Financial infidelity is a term you may not have heard before—or maybe you’ve never even considered the concept. It’s defined as the secretive act of possessing credit and credit cards, spending or borrowing money, holding secrets about a bank account or stashes of money, or incurring debt unknown to one’s spouse or partner. This trend, although rarely talked about, continues to grow exponentially.
Research conducted in 2012 by Self.com and Today.com who surveyed almost 24,000 men and women found:
-Almost 50 percent of married adults admitted to keeping money secrets from their spouses.
-37 percent of men and 56 percent of women admitted to lying to their partner about money.

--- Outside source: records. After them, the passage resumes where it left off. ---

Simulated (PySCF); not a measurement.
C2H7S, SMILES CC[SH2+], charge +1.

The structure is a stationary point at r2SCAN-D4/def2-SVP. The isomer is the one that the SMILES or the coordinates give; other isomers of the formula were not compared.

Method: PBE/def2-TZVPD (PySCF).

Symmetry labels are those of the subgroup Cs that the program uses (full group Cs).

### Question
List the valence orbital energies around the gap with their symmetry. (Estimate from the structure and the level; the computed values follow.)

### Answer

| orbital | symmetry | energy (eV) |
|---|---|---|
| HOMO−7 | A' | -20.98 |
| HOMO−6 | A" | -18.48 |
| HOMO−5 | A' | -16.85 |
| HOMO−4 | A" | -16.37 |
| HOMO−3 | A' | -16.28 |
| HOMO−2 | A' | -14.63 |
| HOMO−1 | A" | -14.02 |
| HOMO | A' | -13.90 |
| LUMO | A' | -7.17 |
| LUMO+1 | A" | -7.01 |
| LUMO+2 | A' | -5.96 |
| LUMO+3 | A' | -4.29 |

-63 percent of men and 70 percent of women agreed that being honest about money was as important as being monogamous.
-31 percent of couples had committed financial infidelity.
One in ten: That’s the ratio that people admit to having hidden credit card purchases, which have played a role in their separation or divorce, according to a report by Moneysupermarket.com and reported in the article, Secret Credit Card Spending and Divorce Linked in New Survey.
According to Adrian Nazari, Founder and CEO of CreditSesame.com, and further discussed in the Huffington Post article, Financial Infidelity: What To Do When Someone Cheats, there are three warning signs of potential financial infidelity: suspicious withdrawal, changing the topic when money issues come up, or a partner who wants to totally control the finances. A person should also be on the lookout for their partner insisting on secret passwords for online banking accounts, or having separate credit cards.